Data Profiling¶
This is a data profiling application that can be applied to workbooks to examine the data. This can help design builder functions for applications. The idea is that when a data profiling run fails, there are three possible problems:
The data has changed and this is the first we’ve heard of the change. We need to extend the application to handle this.
Our provious understanding of the data was incomplete, and this data shows a previously unknown case. This suggests our application had a latent bug.
The data really is bad. The data must be rejected and reworked.
Finding out which of these three things requires concrete details from a data profiling application.
This produces simple RST-format output on stdout. A common use case is the following:
python demo/profile.py sample/\*.csv >profile_csv.rst
rst2html.py profile_csv.rst profile_csv.html
This gives us an HTML-formatted report showing distributions of values in each column.
This will follow a number of the design patterns shown earlier.
See the demo/profile.py
file in the Git repository for the complete source.
Core Processing¶
The core proessing is to gather counts of individual sample values.
class Stats:
def __init__(self, sheet: Sheet) -> None:
self.sheet = sheet
self.stats = defaultdict(lambda: Counter())
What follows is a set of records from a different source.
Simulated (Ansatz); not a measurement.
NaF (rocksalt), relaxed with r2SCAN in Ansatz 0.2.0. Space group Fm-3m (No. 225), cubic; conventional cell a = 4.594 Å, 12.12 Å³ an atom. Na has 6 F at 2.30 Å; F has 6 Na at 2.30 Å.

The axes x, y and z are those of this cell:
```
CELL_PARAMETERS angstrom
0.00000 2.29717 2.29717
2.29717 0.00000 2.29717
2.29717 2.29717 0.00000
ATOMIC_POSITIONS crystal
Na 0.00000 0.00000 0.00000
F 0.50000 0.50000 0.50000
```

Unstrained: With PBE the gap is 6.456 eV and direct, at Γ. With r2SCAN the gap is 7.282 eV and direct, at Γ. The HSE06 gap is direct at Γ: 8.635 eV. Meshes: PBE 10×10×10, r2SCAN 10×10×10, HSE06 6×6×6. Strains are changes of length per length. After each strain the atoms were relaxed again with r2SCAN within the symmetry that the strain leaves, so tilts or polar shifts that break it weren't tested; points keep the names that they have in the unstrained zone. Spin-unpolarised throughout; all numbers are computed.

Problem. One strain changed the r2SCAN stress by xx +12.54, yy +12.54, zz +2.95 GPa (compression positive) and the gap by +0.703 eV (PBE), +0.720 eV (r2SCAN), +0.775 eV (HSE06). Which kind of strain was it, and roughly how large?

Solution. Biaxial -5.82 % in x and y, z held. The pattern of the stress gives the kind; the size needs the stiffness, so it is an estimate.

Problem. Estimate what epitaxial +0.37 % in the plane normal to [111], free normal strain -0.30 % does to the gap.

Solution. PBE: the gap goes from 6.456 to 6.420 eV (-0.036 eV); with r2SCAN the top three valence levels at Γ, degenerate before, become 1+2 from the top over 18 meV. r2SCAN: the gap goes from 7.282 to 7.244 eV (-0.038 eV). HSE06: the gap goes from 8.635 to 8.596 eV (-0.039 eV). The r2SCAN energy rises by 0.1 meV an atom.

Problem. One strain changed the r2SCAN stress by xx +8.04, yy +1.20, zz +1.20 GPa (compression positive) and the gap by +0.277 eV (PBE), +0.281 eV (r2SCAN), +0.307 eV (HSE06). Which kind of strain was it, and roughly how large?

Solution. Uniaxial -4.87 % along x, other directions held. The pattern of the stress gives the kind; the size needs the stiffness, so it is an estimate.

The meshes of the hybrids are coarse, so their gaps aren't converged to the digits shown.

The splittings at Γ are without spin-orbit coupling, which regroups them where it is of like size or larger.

def sample(self, column: str, value: Any) -> None:
self.stats[column][value] += 1
def report(self) -> None:
title = f"{self.sheet.workbook().name} :: {self.sheet.name}"
print(title)
print("=" * len(title))
print()
for name, attr in self.sheet.schema.properties.items():
print(name)
print("-" * len(name))
print()
print(attr)
print()
print(".. csv-table::")
print()
for k in self.stats[name]:
print(' "{0}","{1}"'.format(k, self.stats[name][k]))
print()
def serialize(self) -> str:
buffer = StringIO()
with contextlib.redirect_stdout(buffer):
self.report()
return buffer.getvalue()
The serialization uses the print()
function to create a file with the needed report.
This lets us tinker with string formatting, and use the string.Template
or even the Jinja template processing tool.
It also permits using contextlib.redirect_stdout
to capture the print output into a file.
Processing Context¶
A data profiling application doesn’t, generally, produce much stateful output. It doesn’t often update a database.
This is a “reporting” application. In effect, it’s an elaborate query. This means it has two important features:
The output is meant for human consumption.
The processing is fully idempotent. We can run the application as often as needed without worrying about corrupting a database with out-of-order operations or duplicate operations.
Because there isn’t a significant, persistent state change a persistence management class is – perhaps – unnecessary.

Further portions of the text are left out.